Wednesday, 3 October 2012

Guido Fawked – Nazi Translation Howler

Following the generally well received Labour conference speech of Mil the Younger yesterday, many in the party were clearly cheered by what was seen as a potential Prime Minister stepping up to the plate and demonstrating that he was more than just a policy wonk with a liking for New And Often Big Words. Some MPs got a little over-enthusiastic, Barnsley’s Dan Jarvis being one.

You'll have to speak up, it's a bit noisy in here

However, what Jarvis wrote – “One Leader, One Party, One Nation” – was not quite, as a number of right-wingers believed, an echo of the Third Reich. But this did not deter the odious flannelled fool Henry Cole, tame gofer to the perpetually thirsty Paul Staines at the Guido Fawkes blog, from calling “National Socialismand applying his own cod translation in support.

Of course my translation's right, cos I'm on telly!
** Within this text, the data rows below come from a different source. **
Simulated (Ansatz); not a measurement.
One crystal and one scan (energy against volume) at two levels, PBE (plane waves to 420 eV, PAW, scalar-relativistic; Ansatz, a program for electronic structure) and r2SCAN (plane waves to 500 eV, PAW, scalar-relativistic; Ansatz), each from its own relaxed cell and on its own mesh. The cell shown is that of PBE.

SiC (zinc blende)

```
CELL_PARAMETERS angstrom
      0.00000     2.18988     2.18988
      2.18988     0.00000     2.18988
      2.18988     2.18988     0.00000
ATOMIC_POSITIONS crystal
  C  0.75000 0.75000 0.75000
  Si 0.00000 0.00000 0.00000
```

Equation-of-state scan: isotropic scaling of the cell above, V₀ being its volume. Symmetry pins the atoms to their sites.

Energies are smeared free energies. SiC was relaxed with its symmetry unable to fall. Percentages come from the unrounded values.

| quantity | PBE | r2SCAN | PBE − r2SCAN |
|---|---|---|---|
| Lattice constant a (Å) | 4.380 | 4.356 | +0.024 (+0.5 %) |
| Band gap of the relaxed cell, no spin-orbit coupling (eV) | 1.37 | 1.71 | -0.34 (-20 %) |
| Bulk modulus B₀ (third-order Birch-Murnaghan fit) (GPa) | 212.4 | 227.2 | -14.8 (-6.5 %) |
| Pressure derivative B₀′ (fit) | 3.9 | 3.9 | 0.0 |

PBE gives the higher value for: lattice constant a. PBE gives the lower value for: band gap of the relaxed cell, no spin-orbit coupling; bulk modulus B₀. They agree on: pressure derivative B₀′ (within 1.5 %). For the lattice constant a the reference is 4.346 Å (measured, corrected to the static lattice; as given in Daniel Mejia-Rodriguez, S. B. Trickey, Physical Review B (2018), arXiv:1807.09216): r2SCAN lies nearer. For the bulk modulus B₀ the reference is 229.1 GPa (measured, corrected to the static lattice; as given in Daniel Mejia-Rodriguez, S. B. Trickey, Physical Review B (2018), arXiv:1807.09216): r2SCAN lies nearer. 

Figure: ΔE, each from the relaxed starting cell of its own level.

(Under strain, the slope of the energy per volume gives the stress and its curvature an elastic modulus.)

While Jarvis changed the headline to “Ed’s Vision For Britain” to remove any hint of similarity, Cole asserted that his first effort in German was “Ein Führer, eine Partei, eine Nation”. Well, up to a point: because of the linkage of the term Führer to the name of Adolf Hitler, modern German usage translates “leader” as Leiter. And the rest of the Cole translation does not match the Nazi era slogan he’s thinking of.


Once again - no research, no result

That slogan translated “nation” as Reich – bit obvious, really – and the third part was not “party”, but “people”. It was “Ein Volk, ein Reich, ein Führer”. There is a hint of a relationship between what Jarvis originally said to that phrase, but no more, and in any case Cole ruins the effect by not being able to accurately translate the odd word of English into the equivalent German.

Maybe History and German were also not his strongest subjects at school, along with Maths and Economics. Another fine mess, once again.

2 comments:

  1. I am reminded of Margaret Mountford's comment on young Cole's alma mater: "I think Edinburgh isn't what it used to be."